Stainless gas and charcoal combination grill on a patio

Grills & BBQ

Gas & Charcoal Grill Combos: The Best of Both Worlds?

Torn between the convenience of gas and the flavour of charcoal? A combo grill lets you have both. These dual-fuel units pair a gas grill and a charcoal grill in one frame — but they involve trade-offs worth understanding before you buy.

What a Combo Grill Is

A gas-and-charcoal combo has two separate cooking chambers side by side: a gas section with burners and igniters, and a charcoal section with a fuel tray and vents. Some larger models even add a side burner or a smoker box. The two sides are usually independent, so you can run one or both at once.

Why Choose One

  • Convenience when you want it — fire up the gas side for a quick weeknight dinner.
  • Flavour when you have time — use the charcoal side at the weekend for that unmistakable smoky taste.
  • Cook on both together — sear over charcoal while holding sides warm over gas, ideal when entertaining.

The Trade-Offs

Splitting the space means each side is smaller than a dedicated grill of the same footprint. Combos are also more complex — more parts to clean and maintain — and a budget combo can spread its quality thin across two chambers. A well-built combo is worth it; a flimsy one gives you two mediocre grills instead of one good one.

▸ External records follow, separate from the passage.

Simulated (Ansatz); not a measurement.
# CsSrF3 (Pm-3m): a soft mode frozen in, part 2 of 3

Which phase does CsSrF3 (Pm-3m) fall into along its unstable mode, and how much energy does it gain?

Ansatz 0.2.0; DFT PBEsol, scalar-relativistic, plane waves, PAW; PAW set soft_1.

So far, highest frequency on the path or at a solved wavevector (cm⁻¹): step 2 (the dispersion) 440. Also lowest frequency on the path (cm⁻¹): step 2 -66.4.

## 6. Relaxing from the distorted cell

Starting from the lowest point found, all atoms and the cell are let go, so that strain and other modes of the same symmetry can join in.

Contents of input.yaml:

Making the Most of Both Sides

The real joy of a combo is using the two fuels together. A favourite trick is to sear steaks or chops over the fierce heat of the charcoal side for colour and flavour, then move them to the gently running gas side to finish cooking through without burning. You can also smoke on the charcoal side while keeping vegetables or sides warm over a low gas burner. Because the sides are independent, you are never waiting on one fuel to do everything.

How to Judge a Combo

  • Build quality — thick steel, stainless or enamelled surfaces, and solid grates on both sides.
  • Independent controls — separate lids and vents so each side works on its own.
  • Charcoal access — an adjustable charcoal tray and a way to add fuel mid-cook.
  • Total usable area — check both grates meet your needs, not just the headline number.

Who They Suit

Combos are perfect for cooks who value flexibility and have room for a larger unit — you get weeknight ease and weekend flavour without owning two grills. If you mostly cook one way, a dedicated charcoal grill or gas grill may serve you better. Either way, the grilling guide covers the fuel and technique fundamentals.